Efflorescence - a natural phenomenon

Efflorescence is a natural phenomenon causing a “whitish” coating to appear on the surface of cement and clay pavers.

It is the formation of salt deposits on or near the surface of the pavers.

This white haze is often blamed on the manufacturer or contractor but there is no way either of them could guarantee that efflorescence will not occur.

This is nature at work and beyond the control of the manufacturer, contractor or homeowner.

Efflorescence happens when salt deposits from the cement used in concrete pavers dissolve in water and rise to the surface and evaporate, leaving a coating of the salt - a “whitish” film on the surface of the pavers.

Efflorescence originates not only from the pavers but also the aggregates used in installation and the subgrade beneath the pavers.

It brings out salts that are not ordinarily part of the cement stone and thus is not a structural problem but an aesthetic one."

The water soluble salts are found in cement, clay bricks and sand and dissolve in moisture either present in the building material (primary efflorescence) or from rainfall, groundwater or other sources (secondary efflorescence). The more porous the material, the easier it is for the salts to travel to the surface.

It will disappear over time –although no-one can say exactly how long it will last. It may be a few weeks or a few months. The worst case scenario is about 2 years.

In many instances rain will simply wash away white efflorescence.

Efflorescence does not cause any long-term harm to the paving.The effects are purely aesthetic, and it does not affect the strength or durability of concrete.

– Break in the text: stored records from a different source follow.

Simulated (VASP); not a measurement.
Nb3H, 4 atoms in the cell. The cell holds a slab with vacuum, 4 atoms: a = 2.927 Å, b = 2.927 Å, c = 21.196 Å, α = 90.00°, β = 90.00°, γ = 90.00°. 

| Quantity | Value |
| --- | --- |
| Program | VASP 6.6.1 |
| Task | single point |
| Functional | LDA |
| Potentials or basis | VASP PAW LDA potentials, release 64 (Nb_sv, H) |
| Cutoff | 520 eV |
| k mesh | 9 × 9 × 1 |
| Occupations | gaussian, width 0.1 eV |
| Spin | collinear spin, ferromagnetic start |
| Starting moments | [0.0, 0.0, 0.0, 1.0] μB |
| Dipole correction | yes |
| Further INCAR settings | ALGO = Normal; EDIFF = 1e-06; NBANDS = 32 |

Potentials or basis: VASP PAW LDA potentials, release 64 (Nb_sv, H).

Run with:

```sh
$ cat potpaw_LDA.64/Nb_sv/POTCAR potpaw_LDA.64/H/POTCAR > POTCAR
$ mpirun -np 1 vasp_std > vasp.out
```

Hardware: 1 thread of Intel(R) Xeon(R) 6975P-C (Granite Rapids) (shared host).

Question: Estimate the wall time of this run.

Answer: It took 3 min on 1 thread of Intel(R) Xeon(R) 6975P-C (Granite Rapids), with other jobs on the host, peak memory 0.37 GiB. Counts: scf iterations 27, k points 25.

The best means of treating an affected area is by allowing natural weathering to take place.

For the technically minded here is a more detailed, scientific description of what is happening.

As the cement and weather chemically react together, Calcium Hydroxide is produced. and as the concrete dries it reacts with carbon dioxide in the atmosphere to produce Calcium Carbonate – the discolouration you see on the pavers. Efflorescence on concrete pavers is Calcium Carbonate with lesser quantities of other carbonate, sulphate, and chloride salts while for clay pavers, it is Sodium Chloride – or table salt – together with sulphates and some carbonate.

Calcium Oxide, Carbon Dioxide, and Hydrogen Oxide (water) are the three main ingredients.

These chemicals interact with certain weather conditions that can speed up or slow down the chemical reactions.

Most of the Calcium Oxide will come from the paving itself, it may also be present in the sub-base - especially where concrete is used.

Water comes from above (rain or dew ) or the ground below or manmade sources of water such as sprinklers or hosepipes.